Penal Substitution: Theological Innovation or Ancient Doctrine?



Is the penal substitutionary understanding of the atonement a novel idea held mainly by the Reformers and their theological offspring? This is indeed the charge that is sometimes leveled against the argument that penal substitution is an essential element of a biblical view of the atonement. But can the historical evidence bear the weight of the charge? In this post, I want to draw your attention to a few major historical figures whose writings reveal that substitutionary atonement has been an important part of the Church’s understanding of the work of Christ since its earliest years. I intend to offer little in the way of commentary. My aim is primarily to draw attention to a few representative sources to counter the suggestion that substitution is not a truly ancient Christian understanding of the atonement.

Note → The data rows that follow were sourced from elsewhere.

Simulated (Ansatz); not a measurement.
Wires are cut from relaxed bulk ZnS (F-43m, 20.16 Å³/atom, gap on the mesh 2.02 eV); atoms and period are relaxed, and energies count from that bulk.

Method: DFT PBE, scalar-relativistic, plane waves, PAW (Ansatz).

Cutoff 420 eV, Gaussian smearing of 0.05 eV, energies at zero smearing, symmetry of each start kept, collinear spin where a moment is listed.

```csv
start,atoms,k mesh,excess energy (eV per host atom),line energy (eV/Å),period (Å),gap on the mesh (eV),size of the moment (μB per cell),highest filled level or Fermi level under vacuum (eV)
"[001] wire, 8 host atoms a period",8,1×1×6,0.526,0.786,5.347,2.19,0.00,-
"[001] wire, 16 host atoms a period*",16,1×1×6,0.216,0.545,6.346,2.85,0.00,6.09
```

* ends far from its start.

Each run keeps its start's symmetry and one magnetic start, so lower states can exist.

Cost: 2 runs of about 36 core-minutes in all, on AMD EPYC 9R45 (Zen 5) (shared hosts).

The citations below are drawn from Pierced for Our Transgressions: Rediscovering the Glory of Penal Substitution (Crossway, 2007) by Steve Jeffrey, Michael Ovey, and Andrew Sach. Chapter 5 provides a thorough survey of historical figures which demonstrates that substitutionary atonement has characterized all periods of church history. This is a highly important work with which any serious critic of penal substitution must reckon, and I commend it as a thorough and persuasive defense of a biblical understanding of the atonement. And now, ad fontes.


A key figure from the early second century is Justin Martyr, who was one of the most important Christian writers from that period. In his Dialogue with Trypho, Justin writes:

For the whole human race will be found to be under a curse. For it is written in the law of Moses, ‘Cursed is every one that continueth not in all things that are written in the book of the law to do them.’ And no one has accurately done all…If, then, the Father of all wished His Christ for the whole human family to take upon Him the curses of all, knowing that, after He had been crucified and was dead, He would raise him up, why do you argue about Him, who submitted to suffer these things according to the Father’s will, as if he were accursed, and do not rather bewail yourselves (Ante-Nicene Fathers I.247, emphasis added).

For Justin, then, the whole of humanity is under the penalty of the curse of God that is the consequence of their sin. The work of Christ is to bear that curse on their behalf.

Eusebius of Caesarea lived and wrote in the late third to early fourth century. While he is best known for his Ecclesiastical History, his penal substitutionary understanding of the atonement appears in his Proof of the Gospel:

And the Lamb of God…was chastised on our behalf, and suffered a penalty He did not owe, but which we owed because of the multitude of our sins; and so He became the cause of the forgiveness of our sins, because He received death for us, and transferred to Himself the scourging, the insults, and the dishonour, which were due to us, and drew down upon Himself the appointed curse, being made a curse for us (10.1, emphasis added).

Note the precise use of penal substitutionary language: Christ suffered a penalty on our behalf. That penalty was itself death, and Christ’s bearing of that penalty is the cause of our forgiveness. Here we have evidence from none other than perhaps the most well-known church historian writing in the early fourth century using the precise language of penal substitutionary atonement.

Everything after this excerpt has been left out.